A simple question on position vectors.

Question

Is there any unit vector normal to all the following $3$ position vectors? $$a=\langle 2,-3,1\rangle,\quad b=\langle3,2,-4\rangle,\quad c=\langle-1,2,-2\rangle.$$ I know the answer to this. But the answer I have is apparently not the right one. I spent a whole hour arguing with my teacher on this trivial question as he seemed to have a different understanding of position vectors.
What I did:
$$a\times b=\langle10,11,13\rangle=p \\ p\cdot c\neq0.$$ Therefore, position vectors $a,b,c$ do not lie on the same plane and do not have a unit normal vector common to all of them.
What he says we should do:
Shift the origin to '$a$' and take the position vectors $ab$ and $ac$. Then take a cross product and divide it by its magnitude to get the unit vector perpendicular to position vectors $a,b$ and $c$.
I told him the vectors $ab$ and $ac$ weren't really the original position vectors and so that was wrong. But he kept stressing the point that they are position vectors and hence that can be done. He didn't seem to get my question. So who is right? I searched a lot online and nowhere did they seem to use his way. This is my last resort as I didn't really want to put up such a question here unless there was no other way.

Answer 1

You are absolutely right. If he does not agree ask him to take dot product of what he found out with $\vec a,\vec b ,\vec c$.

And if he still does not agree, ignore him.

Answer 2

your teacher is right: any three points lie on a plane. Your solution assumes a plane which goes through the origin.
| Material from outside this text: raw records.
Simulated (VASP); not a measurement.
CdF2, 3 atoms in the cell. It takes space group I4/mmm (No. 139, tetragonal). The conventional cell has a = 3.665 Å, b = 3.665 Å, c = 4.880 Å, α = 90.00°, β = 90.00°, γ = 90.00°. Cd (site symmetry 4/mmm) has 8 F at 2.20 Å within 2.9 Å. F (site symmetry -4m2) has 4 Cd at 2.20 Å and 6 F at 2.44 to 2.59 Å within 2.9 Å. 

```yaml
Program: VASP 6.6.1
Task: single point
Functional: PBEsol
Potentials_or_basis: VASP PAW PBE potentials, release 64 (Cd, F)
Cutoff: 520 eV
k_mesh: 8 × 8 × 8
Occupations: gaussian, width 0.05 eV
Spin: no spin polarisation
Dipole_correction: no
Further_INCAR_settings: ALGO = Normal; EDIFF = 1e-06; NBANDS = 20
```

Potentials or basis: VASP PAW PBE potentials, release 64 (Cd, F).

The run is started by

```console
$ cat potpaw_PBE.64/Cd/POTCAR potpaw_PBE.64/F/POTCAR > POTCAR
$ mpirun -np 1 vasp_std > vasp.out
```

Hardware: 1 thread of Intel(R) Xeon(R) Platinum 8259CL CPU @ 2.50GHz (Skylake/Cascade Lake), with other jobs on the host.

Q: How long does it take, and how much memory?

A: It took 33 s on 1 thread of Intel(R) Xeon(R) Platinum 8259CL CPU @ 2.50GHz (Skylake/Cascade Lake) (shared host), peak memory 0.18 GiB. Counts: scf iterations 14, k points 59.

What your teacher does is intuitively clear: when three points lie on a plane, it does not matter whether you move all of them by the same amount. They should still be on a plane (albeit a different one). Thus when your teacher subtracts a from all points, he ends up with (0,0), ab and ac. Next, he constructs a plane through the origin so (0,0) is in there. the normal of the plane is defined by ab x ac. and thus ab and ac are on the plane.